An unknown NVIDIA graphics card has surfaced on Geekbench that packs an insane 108 CUs (SM) or 6,912 cores. We’re going by the Pascal SM as the Volta or Turing design would mean 16K+ cores which is unlikely. This monster GPU is paired with 48 GB of VRAM, most likely HBM2E with a potential 2,048/3,072-bit bus. And you guessed right. This won’t be a gaming GPU. It’ll be for Data Centers and professional workloads and cost a lot more than your average consumer flagship. Okay, let’s have a closer look at the GPUs. Yes, there are two new Ampere parts that’ll most likely be the new Tesla GPUs:
The first sample we have is a 108 CU GPU with a VRAM of 48GB (GB says 46.8 but that’s inaccurate) and a 1.01 GHz boost clock. First, let’s address the GPU core. 108 CU could mean 13,824 cores if we go by the newer Volta/Turing SM, but considering that that’s a little over the top, we’ll stick to the older Pascal SM with 64 cores each. That amounts to 6,912 cores which is more reasonable if NVIDIA goes with TSMC’s 7nm or Samsung’s 8nm process.
Let’s have a look at the memory. As already mentioned, Workstation-Ampere will leverage HBM2E. Since the mentioned VRAM size is 46.8 GB (we’ll take it as 48GB), there can be two configurations: 8-hi or 12-hi. The former would result in eight 16Gbit (2GB) memory chips stacked one above the other, resulting in three packages and a total bus width of 3,072-bits (1,024 per stack). The other would be a 12-chip setup with two stacks and a total width of 2,048-bits. Considering that no vendor till now has used this possible config, I believe it’ll be the former. The resulting bandwidth should be an absolutely groundbreaking ~2TB/s. The memory bandwidth is really important in Workstation and Data Center workloads that process a crap-ton of data every day.

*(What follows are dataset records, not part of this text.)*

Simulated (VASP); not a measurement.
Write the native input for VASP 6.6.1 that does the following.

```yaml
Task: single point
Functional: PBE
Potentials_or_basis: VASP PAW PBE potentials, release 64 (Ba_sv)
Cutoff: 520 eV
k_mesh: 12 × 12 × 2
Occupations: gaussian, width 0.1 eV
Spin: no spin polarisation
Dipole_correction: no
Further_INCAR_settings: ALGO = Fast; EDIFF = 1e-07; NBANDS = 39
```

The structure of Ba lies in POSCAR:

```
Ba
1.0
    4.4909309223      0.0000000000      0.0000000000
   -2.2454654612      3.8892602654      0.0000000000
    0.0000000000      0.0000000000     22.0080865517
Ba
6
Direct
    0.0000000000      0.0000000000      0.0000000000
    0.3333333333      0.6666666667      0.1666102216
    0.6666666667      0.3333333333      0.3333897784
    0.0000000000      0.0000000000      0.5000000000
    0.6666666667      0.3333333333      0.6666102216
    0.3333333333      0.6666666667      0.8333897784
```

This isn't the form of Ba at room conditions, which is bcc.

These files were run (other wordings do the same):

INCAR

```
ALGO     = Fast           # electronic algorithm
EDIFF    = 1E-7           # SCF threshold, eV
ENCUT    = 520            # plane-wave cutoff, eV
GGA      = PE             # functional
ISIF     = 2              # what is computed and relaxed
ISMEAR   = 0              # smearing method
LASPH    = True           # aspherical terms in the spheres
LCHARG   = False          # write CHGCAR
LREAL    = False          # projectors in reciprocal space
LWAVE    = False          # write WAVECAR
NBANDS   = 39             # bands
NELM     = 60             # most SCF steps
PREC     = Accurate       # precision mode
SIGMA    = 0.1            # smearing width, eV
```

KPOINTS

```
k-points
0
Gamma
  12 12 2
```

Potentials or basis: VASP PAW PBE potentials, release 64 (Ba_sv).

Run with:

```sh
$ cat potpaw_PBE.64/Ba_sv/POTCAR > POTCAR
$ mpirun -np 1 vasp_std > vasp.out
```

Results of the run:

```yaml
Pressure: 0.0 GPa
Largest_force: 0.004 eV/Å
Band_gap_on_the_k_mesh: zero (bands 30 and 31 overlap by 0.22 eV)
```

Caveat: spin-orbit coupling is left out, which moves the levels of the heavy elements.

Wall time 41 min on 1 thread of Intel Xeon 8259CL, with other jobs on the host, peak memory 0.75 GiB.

The other Ampere GPU has a higher core count but lower memory size. The core count is pegged at 118 CUs which would mean 7,552 by the older SM config (or…15,104 by Volta standards). The 23.8 GB memory size also backs the HBM2E theory. There can be two possible scenarios here. A 12-hi stack with a 1,024-bit bus size or two 8-hi with a 2,048-bit bus size. I’m once again going to go with the latter. It’ll provide much higher bandwidth and will be easier to implement.
An interesting thing to note here is that the second rumored Ampere GPU with a higher core count has a smaller VRAM size and vise versa. It also scores much higher than the first one. Here’s a comparison:
Ampere GPU1: 141,656 points
Ampere GPU2: 184,096 points
Titan RTX: 132,804 points
Tesla V100: 154,606 points
Pretty neat, innit? That’s a sizeable uplift, and I reckon this is just an engineering sample and not the final product. This means that there’s a good chance that we’ll the Data Center Ampere flagship at GTC next month.